Spare and Elegant

2013-08-17 11.02.53

A room at the Hyde

The Hyde Collection is one of those mansion museums where the owners knew they were forming a museum collection.  The rooms and collection merge in function and display.  Personally, I wouldn’t mind staying in the guest bedroom with the Winslow Homer drawing overhead.

 

Georgia O’Keeffe
Petunias
1924

 

I made the trip to the Adirondack’s to see their Georgia O’Keeffe show.  She and Stieglitz spent a lot of time at Lake George, before it was a tourist trap.  While not a huge fan of hers, I really was taken with this early work.  Through the small exhibit, organized thematically, we see her find a confident voice of abstraction.  A large, extreme close of a jack-in-the-pulpit over the course of four canvasses becomes a line in a plane.

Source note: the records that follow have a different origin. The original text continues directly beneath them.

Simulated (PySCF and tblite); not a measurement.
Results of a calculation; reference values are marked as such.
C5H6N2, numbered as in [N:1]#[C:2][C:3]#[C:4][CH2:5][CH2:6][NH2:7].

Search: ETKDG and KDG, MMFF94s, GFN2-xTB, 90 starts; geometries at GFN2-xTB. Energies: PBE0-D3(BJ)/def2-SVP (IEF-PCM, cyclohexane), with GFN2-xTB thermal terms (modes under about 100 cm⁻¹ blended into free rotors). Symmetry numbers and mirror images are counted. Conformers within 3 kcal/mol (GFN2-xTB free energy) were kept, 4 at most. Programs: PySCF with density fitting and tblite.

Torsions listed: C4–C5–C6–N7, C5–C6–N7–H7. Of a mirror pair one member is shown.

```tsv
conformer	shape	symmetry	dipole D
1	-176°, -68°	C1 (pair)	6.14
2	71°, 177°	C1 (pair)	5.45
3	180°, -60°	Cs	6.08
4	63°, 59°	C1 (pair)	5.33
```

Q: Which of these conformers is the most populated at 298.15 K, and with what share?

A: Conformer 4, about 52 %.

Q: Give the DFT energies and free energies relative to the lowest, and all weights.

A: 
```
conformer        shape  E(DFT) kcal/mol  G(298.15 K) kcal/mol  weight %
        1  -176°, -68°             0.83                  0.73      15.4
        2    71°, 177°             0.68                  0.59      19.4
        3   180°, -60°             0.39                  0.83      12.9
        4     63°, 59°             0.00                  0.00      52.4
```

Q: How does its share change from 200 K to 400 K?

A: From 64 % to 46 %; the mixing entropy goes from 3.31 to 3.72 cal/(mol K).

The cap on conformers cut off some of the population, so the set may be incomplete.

What I was taken with were not the flowers but the leaves.  Stunning studies of line in somber color, spare and elegant.  Her series of trees were evocative, full of personality, that the cell phone tour described a couple of times as cruciform.  I suppose the disappeared chestnut tree is a martyr of sorts.

Modern Nature: Georgia O'Keeffe and Lake George

Georgia O’Keeffe
The Chestnut Grey
1924

The landscapes from the early 1920s were simplified into shapes that could be hung vertically and become wholly abstract.  I strongly preferred the “representational” horizontals, moody and stormy and quiet and seasonal.

Georgia O’Keeffe
Lake George
1922

Thinking of O’Keeffe, what’s a woman to do?  Leave Stieglitz and go West, find a different palette, carve her own forms.

What’s a 46 year old star of the New York City Ballet to do?  Have four male choreographers create duets for her.  These four new dances, some moments sublime, others a miss, each from this past year, are premiering at Jacob’s Pillow.

What worked best was the spare and elegant.  No curtain or sets, no elaborate costumes.  Instead the focus was on bodies, space, and music.  I love that!

So Whelan is finding a new vocabulary for her body (contemporary dance vs ballet), one that is a little too grindingly Philip Glass for me.  But power to her.

In a society that all too easily throws away older woman, how healing to witness two women who continually find ways to reinvent.